Google Transparency Report Assessment

In August 2018, Google added a new section about political advertising to its Transparency Report. Initially covering the USA, this section was expanded to the European Union May, 2nd 2019.

This document presents the difficulties and limitations in producing research and analyses based on Google’s transparency data concerning political ads.

Introduction

The section about political ads of Google’s Transparency Report comprises a dynamic web page to navigate and search through the ads.
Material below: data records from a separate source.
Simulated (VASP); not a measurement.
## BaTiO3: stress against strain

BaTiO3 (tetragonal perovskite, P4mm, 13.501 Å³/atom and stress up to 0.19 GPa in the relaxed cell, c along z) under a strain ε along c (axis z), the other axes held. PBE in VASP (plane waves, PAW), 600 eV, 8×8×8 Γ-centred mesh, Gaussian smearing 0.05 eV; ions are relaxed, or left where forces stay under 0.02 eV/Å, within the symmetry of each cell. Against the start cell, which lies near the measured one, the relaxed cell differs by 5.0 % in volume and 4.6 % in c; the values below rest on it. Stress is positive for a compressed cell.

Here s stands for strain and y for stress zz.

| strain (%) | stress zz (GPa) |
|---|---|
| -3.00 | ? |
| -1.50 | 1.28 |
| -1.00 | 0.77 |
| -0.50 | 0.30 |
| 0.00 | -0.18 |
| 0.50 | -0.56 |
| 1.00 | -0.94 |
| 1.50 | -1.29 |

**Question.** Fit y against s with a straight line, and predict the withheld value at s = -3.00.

The underlying data can also be downloaded as a ZIP file containing CSV files and documentation. Providing this bundle greatly simplifies reuses of this data. In our case, assessing the quality and the consistency of the data provided by Google was much easier than if the data had been available only by an API or a web page.

Limitations

Advertiser identifier is inconsistent

The documentation explains that “Multiple advertisers may appear if there is more than one funding source for an ad.” However, we also observed that for 65 ads, the advertiser identity changed between June 14th and June 15th 2019, and again between June 18th and June 19th 2019. Previous advertisers are no longer visible either in the bundle nor the web page.

For instance, the ad CR517478000787193856 was initially linked to advertiser AR188817757448437760 (no longer accessible), then to advertiser AR322201712037199872 (no longer accessible), and then to advertiser AR464795176020213760. These 3 advertisers share the same name so we can assume that these 3 accounts are controlled by the same entity. However, the documentation does no explain why the identifier is not constant.

Ads content is not available programmatically

Even though publishing the data as a bundle is a major advantage for research, the provided bundle only contains metadata about the ads and no content.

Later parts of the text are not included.